Democrats went into the election expecting to win the White House, expand the majority in the House of Representatives and win a majority in the Senate. They won 1-3 which is good in baseball but bad in electoral politics. Their ultimate boogeyman may have been voted out of office but the ambitious, far-reaching progressive agenda that President-Elect Joe Biden promised to enact will likely be blocked by 50 Republican Senators. For Biden to have any hope of getting core parts of his plan through Congress, Democrats need to win the two Senate run-offs in the state of Georgia, which Mr. Biden won. If this were to occur, the Senate would be split 50-50 between Democrats and Republicans, with Vice President-Elect Kamala Harris serving as the tie breaker and potentially making her the most influential Vice President since Aaron Burr, who served in the office from 1801 to 1805.
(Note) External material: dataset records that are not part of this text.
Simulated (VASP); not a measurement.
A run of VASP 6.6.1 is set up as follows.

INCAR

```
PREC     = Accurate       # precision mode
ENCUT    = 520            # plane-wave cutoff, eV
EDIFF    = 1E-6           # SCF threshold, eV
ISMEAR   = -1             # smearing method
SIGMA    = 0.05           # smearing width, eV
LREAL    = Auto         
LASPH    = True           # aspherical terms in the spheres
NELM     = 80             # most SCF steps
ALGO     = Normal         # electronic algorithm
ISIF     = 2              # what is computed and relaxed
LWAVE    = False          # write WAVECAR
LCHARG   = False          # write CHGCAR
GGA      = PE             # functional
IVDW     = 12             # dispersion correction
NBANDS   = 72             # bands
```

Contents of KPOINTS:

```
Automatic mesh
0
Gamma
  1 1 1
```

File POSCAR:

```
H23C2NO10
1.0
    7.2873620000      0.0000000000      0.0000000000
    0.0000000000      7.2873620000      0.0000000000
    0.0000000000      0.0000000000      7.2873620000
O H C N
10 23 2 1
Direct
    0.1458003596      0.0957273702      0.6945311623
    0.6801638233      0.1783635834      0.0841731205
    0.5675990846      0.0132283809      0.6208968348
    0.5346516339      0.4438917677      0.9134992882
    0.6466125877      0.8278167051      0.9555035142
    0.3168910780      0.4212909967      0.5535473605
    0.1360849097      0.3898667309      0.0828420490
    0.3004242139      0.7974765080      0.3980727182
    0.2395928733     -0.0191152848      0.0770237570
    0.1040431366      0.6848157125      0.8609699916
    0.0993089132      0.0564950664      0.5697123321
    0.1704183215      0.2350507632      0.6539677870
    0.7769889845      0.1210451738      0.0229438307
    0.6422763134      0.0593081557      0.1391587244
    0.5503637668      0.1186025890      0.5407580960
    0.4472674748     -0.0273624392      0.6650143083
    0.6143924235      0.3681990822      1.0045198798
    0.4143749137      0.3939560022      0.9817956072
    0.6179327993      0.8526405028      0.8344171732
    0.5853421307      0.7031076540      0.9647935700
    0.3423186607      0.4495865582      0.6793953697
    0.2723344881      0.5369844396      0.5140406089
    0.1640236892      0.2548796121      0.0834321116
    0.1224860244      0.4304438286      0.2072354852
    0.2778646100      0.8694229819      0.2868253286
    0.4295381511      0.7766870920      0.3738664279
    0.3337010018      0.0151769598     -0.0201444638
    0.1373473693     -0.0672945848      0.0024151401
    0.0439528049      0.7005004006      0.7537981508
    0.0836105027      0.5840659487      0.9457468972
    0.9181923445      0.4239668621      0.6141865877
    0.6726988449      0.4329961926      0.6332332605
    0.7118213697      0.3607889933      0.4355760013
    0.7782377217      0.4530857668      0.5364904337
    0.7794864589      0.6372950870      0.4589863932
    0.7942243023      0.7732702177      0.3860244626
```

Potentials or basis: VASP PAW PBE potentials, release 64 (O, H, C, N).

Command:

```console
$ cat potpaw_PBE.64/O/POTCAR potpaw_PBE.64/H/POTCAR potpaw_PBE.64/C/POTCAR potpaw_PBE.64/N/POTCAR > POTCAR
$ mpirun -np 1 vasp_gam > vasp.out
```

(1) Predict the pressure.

THE INCUMBENT VS THE MAVERICK
The first Senate race features incumbent Senator David Perdue, a Republican, in a battle for re-election against Democratic candidate Jon Ossoff. Perdue won a plurality of the vote with 49.7% but per Georgia law, the race must go to a run-off between the top two candidates. Mr. Ossoff has the political ambition of a young Bill Clinton but none of the electoral success. He ran for Congress in a special election in 2017 that became the most expensive in history and earned 48% of the vote in a heavily Republican district. Democrats would win the seat a year later. Mr. Ossoff once again secured 48% of the vote in the Senate election, but needs to find 90,000 more votes to overcome his deficit. His best opportunity would be to repeat his strong debate performance from the first campaign, where he accused his opponent of being a “crook”; the attack proved so devastating that Perdue withdrew from the next debate. Mr. Perdue will be looking to secure the 115,000 votes that went to the Libertarian Party candidate and retain his place in the Senate. Perdue is favored but the Democrats have energy on their side and believe that they can win statewide in Georgia, something they haven’t done since – you guessed it – Bill Clinton.
THE CEO VS THE PASTOR
At the start of 2020, Kelly Loeffler was sworn in to replace the retiring Senator Johnny Isakson. Her appointment by the governor required the state to hold a special election outside the regular term interval. Ms. Loeffler is a successful business executive and co-owner of the Atlanta women’s basketball team. Her opponent is the Reverend Dr. Raphael Warnock, who is the senior pastor of Ebenezer Baptist Church, where Reverend Dr. Martin Luther King Jr. was also pastor. Loeffler has attempted to brand Warnock as a Marxist in the hopes of dissuading Georgia’s suburban voters outside the Atlanta area from backing the Democrat. The key to Biden’s victory in Georgia was high turnout from Black voters in Atlanta and strong performance in suburban districts. Warnock’s connection with Black and religious voters is his strength; perceived radicalism his weakness. On the other side, Loeffler has touted her 100% devotion to President Donald Trump including his efforts to cast aspersion on the voting process in Georgia. If public opinion sours on Trump’s unproven claims of voter fraud, Loeffler’s standing will fall with the president’s.
Democrats’ secret weapon
Stacy Abrams, a 2018 Georgia gubernatorial candidate, has been frequently cited as the reason Biden won Georgia. Her tireless work to organize Democratic voters in the State and in particular registering voters that had been denied the vote through voter suppression tactics during her run for governor made the difference in 2020. She will be working once again to win the State for Democrats’ and deliver Biden the Senate wins he needs for his election. Republicans typically gain 1-2 points of electoral performance in runoff elections, but these races are won by organization more than messaging. Getting your voters to turn out to back you in the second election in just two months, especially when the first was a grueling campaign, is the real battle. In the special election, Republican candidates fought between themselves over the right to a runoff and now are fighting a separate battle on voter fraud. Their lack of focus on the election could be the Democrats’ gain. If however, conservatives unite to shut out Democrats in the Senate, Biden will begin his presidency with one arm tied behind his back.